MANILA – The chief of the Philippine Bureau of Internal Revenue (BIR) announced his sudden resignation, citing health reasons, including stress, as well as his apparent failure to meet the agency’s tax collection target imposed by the government for 2009.
Commissioner Sixto Esquivias 4th, the BIR head, said he was quitting barely a year after he was appointed to that position by President Gloria Macapagal-Arroyo. A veteran who rose from the ranks at the BIR, he was also the fifth commissioner to head the agency since the President Arroyo took over Malacañang in 2001.
Malacañang, through Executive Secretary Eduardo Ermita, said the President has accepted the resignation of Esquivias and would announce his successor soonest.
Ermita also said that in resigning, Esquivias has admitted that he did not perform well, particularly in meeting the tax collection target equivalent to $16 billion imposed by the government for the whole of 2009.
From January to September this year, official records disclosed that the BIR collected more than $11 billion or $800 million short of the target for the nine-month period.
The BIR accounts for 75 percent of the revenues collected by the national government and as a result, its shortfall would widen the budget deficit, according to experts.

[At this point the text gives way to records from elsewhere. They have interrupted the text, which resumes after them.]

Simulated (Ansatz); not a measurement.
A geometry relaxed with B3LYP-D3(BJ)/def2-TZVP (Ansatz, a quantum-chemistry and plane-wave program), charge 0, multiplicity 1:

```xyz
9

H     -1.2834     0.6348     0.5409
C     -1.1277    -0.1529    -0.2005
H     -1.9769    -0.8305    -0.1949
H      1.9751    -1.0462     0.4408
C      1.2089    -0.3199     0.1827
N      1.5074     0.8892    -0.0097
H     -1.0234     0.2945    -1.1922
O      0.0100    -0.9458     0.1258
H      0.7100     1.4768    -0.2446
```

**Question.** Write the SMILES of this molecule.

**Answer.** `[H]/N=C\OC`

BIR officials and experts, however, pointed out it would be impossible for the agency to meet the total tax collection target for this year due to the massive destruction and damage inflicted by the recent back-back-back typhoons “Ondoy” (international codename Ketsana) and “Pepeng” (international codename Parma).
Experts agreed that the shortfall in BIR collection is also due to unabated graft and corruption and other anomalies. The BIR and the Bureau of Customs, which are both under the Department of Finance, are widely perceived to be the most corrupt government agencies, along with the Department of Public Works and Highways and the Department of Education.
But, at the same time, reliable sources disclosed that aside from health reasons, Esquivias was also pressured into resigning for strongly opposing the plan to turn over a major BIR office, called the Large Taxpayer’s Unit, to Narciso Santiago Junior, the presidential adviser on revenue enhancement.
Santiago is the husband of Senator Miriam Defensor-Santiago, one of the staunchest political allies and vocal defenders of the President.
The sources, who requested anonymity, noted that earlier this year, President Arroyo expanded the powers of Santiago’s office to include the investigation of the country’s largest taxpayers and initiate the filing of charges against them for violating the country’s tax laws.
However, the sources said the move was also opposed by the private sector, particularly the Tax Management Association of the Philippines, Financial Executives Institute of the Philippines, Philippine Chamber of Commerce and Industry and the Philippine Institute of Certified Public Accountants.
These groups warned the plan would expose large taxpayers to double investigation and that the power given to Santiago’s office would just be a “redundancy” that can disrupt a business enterprise’s operations and hurt its bottom line.
On November 3, 2008, Esquivias replaced Lilian Hefti who quit in October that same year also for health reasons.
A taxation lawyer and taxation professor at the state-owned University of the Philippines, Esquivias was with the BIR for 23 years until he resigned in 2000.
He rose from the ranks, starting as an examiner to his last position as the deputy commissioner of the agency.
Esquivias also served as consultant to Senate President Juan Ponce Enrile and Ralph Recto, the former socio-economic planning secretary, on various tax issues.